News & Media: Knackery video: RSPCA won't press charges
Knackery video: RSPCA won't press charges
A knackery accused of the brutal treatment and inhumane slaughter of former racehorses will escape prosecution after the RSPCA decided covert footage of beasts being dragged across concrete by a rope tied around one leg was not sufficient evidence to lay charges.
The animal welfare groups that exposed the Laverton knackery in Melbourne, which supplied pet food to zoos, are outraged that official investigations have amounted to nothing.
"I don't know whether the knackery has to drag half-dead horses to their doorstep before they prosecute," a spokesman for the Coalition for the Protection of Racehorses, Ward Young, said.

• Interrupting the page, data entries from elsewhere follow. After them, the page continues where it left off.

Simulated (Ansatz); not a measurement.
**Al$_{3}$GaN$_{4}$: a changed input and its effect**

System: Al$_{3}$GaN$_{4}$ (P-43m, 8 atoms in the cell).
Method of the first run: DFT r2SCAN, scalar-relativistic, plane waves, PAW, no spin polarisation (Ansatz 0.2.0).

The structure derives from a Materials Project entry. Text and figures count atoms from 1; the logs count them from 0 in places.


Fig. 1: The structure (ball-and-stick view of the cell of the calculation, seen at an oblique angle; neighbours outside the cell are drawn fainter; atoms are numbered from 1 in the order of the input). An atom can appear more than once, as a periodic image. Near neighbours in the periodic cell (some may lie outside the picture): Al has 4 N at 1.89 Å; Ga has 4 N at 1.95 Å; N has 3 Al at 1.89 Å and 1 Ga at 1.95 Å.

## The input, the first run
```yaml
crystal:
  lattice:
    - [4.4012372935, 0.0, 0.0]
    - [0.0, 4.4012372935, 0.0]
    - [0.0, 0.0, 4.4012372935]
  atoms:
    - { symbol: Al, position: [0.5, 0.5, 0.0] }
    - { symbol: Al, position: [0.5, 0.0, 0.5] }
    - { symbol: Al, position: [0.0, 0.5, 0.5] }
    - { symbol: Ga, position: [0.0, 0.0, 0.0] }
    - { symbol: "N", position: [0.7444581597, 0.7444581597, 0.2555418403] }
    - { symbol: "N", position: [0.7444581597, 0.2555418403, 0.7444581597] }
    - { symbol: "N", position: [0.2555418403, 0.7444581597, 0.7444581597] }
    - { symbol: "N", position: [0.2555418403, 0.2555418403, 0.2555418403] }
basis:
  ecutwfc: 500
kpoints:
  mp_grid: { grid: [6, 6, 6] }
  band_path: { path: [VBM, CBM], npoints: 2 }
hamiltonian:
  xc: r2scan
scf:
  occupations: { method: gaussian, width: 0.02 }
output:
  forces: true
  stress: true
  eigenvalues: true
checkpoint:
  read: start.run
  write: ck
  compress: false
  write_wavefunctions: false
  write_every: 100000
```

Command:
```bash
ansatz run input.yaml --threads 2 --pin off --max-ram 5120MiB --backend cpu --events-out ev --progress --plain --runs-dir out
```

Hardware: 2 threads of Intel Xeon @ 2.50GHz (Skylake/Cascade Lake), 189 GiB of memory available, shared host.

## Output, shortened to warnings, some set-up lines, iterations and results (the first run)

"We basically handed it to them on a platter.
"If something of this nature, which was so distressing, couldn't get a prosecution, what can?" he said.
The coalition plans to stage a protest against wastage in the racing industry during April's Golden Slipper at Rosehill Gardens.
Animals Australia lodged a formal complaint about the Laverton knackery with Victorian meat regulators in December last year, prompting official investigations by PrimeSafe and the RSPCA.
The group was informed this week by the RSPCA that no animal cruelty charges would be laid against the slaughterhouse, but was assured it had been issued with a formal warning and had improved some practices.
"The cruel treatment of horses witnessed in this case is indicative of the much broader, systemic problem of the lack of monitoring and regulation of domestic abattoirs and knackeries," Animals Australia spokeswoman, Lisa Chalk, said.
She said all domestic abattoirs should be forced to install CCTV systems to ensure animal welfare was properly monitored.
A man who described himself over the phone as a "worker" at the Laverton knackery, but would not give his name, told Fairfax Media yesterday: "We've done nothing wrong in the first place. We've been here for 70-odd years, this company."
The RSPCA said it remains distressed by what was captured on film at the knackery.
"The RSPCA was very concerned and distressed by the footage we received and some of the practices it contained, however based upon the information received on this occasion, it is of the opinion that there was inconclusive evidence to support a charge of animal cruelty in this instance," RSPCA Senior Inspector Daniel Bode said.